0 comment Wednesday, December 3, 2014 | admin
Too much loyalty, or too little?
It seems that loyalty is at the core of much of what is wrong with America today. In some ways we have far too much of it and in some ways we are lacking in it. Or we have the wrong kind of loyalty, to the wrong people, and are deficient in it where it is most needed.
I have been thinking of this in connection with the current political situation, and the woeful choices being presented to us in this election, but this problem is widespread and has a bearing on many aspects of our lives.
The most pressing misapplication of loyalty is of the 'vertical loyalty' in which people seem to look for some kind of charismatic man on a horse to put the world to rights for them. We need only look at the example of Barack Obama and the bizarre cult surrounding him: women swooning at his public appearances, and people reacting as they would at a fervid prayer-meeting or revival instead of at a political rally.
A disturbing number of Republicans are also showing signs of being drawn into the Obama admiration society. Any perceptive and honest person can guess at the reasons for this.
The more common problem among 'conservatives' at this time is not the unthinking 'vertical loyalty' to a slick leader, but to the Republican Party, coupled with the flip side, a rather exaggerated fear of the opposing party. Is this a 'horizontal loyalty', loyalty to a group of people or is it just a loyalty to the brand name of the GOP and what it purports to stand for? I would say it's more the latter.
Lacking on both sides of the political aisle is sufficient horizontal loyalty towards one's people, and I would say our loyalty to our own stretches not just laterally to our contemporaries but backward and forward in time, encompassing our ancestors and our future progeny. We see far too little concern for this; there is too much orientation to the present with little thought for the future. Since we have become a materialistic people with a dwindling belief in things eternal, in the old verities, we naturally tend to neglect the long-range prospects for our people.
Why have we come to have so little 'horizontal loyalty' to our own? There is no simple one-sentence answer but obviously there has been a long-term effort to undermine this natural feeling of kinship. Divide and rule has been an effective strategy and our country with its tradition of welcoming in people from far-flung countries was susceptible to having its very core identity and essence assailed by means of immigration from incompatible peoples.
I think it's too easy to blame 'the liberals' for much of this; in so doing, many Republicans and conservatives absolve themselves of any complicity in it, when in fact they have acquiesced if not actively participated in the divide-and-rule process.
As it stands, we are now divided many ways, based, most obviously, on race and ancestry, then along religious lines (atheists vs. Christians, other religions vs. Christians, Christians among themselves), as well as sex/gender lines, class lines, regional loyalties, and of course politics. The first and the last categories seem to engender the most bitter and intractable conflicts.
Al Gore appears to have been unwittingly accurate when he mistranslated 'E Pluribus Unum' as 'out of one, many.'
So, lacking the normal and healthy quantum of lateral or horizontal loyalty among ourselves, we substitute vertical loyalty, and tend to submit to the powerful at the top, whether a charismatic individual in whom we invest our allegiance, or whether we make The Party the be-all and the end-all and bow our knee to the party powers-that-be.

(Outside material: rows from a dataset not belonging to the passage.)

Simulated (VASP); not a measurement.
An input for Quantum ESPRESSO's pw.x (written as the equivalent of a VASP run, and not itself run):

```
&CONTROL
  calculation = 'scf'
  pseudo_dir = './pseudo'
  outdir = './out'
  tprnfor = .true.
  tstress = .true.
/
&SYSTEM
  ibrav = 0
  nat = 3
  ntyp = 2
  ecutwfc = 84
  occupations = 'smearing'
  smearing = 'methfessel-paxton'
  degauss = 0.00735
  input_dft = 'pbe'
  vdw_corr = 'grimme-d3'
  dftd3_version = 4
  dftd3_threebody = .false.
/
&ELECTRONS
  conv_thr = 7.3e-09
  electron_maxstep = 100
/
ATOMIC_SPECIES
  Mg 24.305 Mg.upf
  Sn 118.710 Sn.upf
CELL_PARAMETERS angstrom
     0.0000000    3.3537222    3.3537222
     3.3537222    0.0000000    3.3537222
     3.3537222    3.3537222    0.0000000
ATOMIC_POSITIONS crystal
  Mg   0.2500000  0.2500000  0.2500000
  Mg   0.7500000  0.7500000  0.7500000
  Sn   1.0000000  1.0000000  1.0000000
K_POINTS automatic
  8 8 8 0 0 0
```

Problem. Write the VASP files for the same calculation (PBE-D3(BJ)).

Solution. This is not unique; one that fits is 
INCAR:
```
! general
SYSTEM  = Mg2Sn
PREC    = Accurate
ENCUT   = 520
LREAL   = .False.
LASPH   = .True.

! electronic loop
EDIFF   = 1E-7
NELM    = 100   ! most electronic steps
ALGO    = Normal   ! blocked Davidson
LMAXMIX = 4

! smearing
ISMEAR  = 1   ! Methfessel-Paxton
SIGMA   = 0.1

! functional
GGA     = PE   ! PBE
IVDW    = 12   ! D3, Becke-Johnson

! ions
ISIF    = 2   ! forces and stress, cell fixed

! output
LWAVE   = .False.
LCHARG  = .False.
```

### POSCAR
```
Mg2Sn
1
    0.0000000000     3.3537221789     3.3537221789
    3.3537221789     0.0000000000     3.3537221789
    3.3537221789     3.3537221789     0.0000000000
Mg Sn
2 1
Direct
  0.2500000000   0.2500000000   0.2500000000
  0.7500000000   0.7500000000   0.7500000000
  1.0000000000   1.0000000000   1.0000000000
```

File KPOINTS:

Some people, of course, devote most of their loyalty to a religious system or hierarchy, with some systems being more authoritarian than others.
As a Christian I believe that God alone merits that kind of total submission, not any human being or system. Any absolute faith in or devotion to a human being or a man-made philosophy or institution is just misplaced and will lead to grief at some point. Patriotism can become a false religion when it crosses the line to unquestioning, blind faith in one's country.
Patriotism, party loyalty, loyalty to a religious system or ideology, all these have to be taught; they are not natural and innate in us, as is the bond to those close to us, to kin and kind.
It becomes a perplexing question: how is it that so many of us are willing or able to forego their "natural affections" in order to follow a leader or a political party or system which is actually inimical and destructive to their kin and kind? What is short-circuiting our natural affections and loyalties that enables this to happen?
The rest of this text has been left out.